Hello! The goal of this project is to demonstrate that you can make better predictions with better data. This is accomplished by using NFL data to predict the total wins a team will have each season. In week one I start with data from a team’s first game, in week two I have data from two games now, I continue doing this every week of a season until I have 17 models to predict and compare with.
This project was made to practice my data analysis skills and all my coding in R. This project involves data mining HTML webpages, cleaning and sub-setting data, making regression models, and making comparisons between them.
Library all my packages at the start.
library(rvest)
library(plyr)
library(ggplot2)
library(here)
library(nflplotR)
First things first I need to state the data I need. To train my models I have to get the total season wins for each team for every year. I accomplished this step by making a function to return total wins, team name, and year from pro football archives.

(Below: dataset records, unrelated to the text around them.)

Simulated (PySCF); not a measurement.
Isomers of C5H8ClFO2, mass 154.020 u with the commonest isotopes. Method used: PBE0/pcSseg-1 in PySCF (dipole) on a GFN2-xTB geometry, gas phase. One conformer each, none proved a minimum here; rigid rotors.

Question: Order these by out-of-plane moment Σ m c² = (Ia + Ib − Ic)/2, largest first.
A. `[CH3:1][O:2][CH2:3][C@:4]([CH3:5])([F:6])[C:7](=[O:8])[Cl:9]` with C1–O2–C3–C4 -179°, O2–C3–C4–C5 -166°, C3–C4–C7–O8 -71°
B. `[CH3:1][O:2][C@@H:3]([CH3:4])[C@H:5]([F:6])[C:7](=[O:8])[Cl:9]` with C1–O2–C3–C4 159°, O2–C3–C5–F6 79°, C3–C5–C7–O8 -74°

get_season <- function(year) {
# prevents bad inputs
if (!(year %in% 1970:2023)) {
print("pick a year between 1970 and 2022")
return()
}
url <- paste("https://www.profootballarchives.com/", year, ".html", sep = "")
url %>%
read_html %>% # reads the html website
html_table() %>% # gets the tables from the website
.[[3]] -> df # stores table I need
#cleaning data
df <- as.data.frame(df) # convert to data frame
names(df) <- c("Team", "W", "L", "T", "PCT", "PF", "PA", "Home W", "Home L",
"Home T", "Home PCT", "Away W", "Away L", "Away T", "Away PCT")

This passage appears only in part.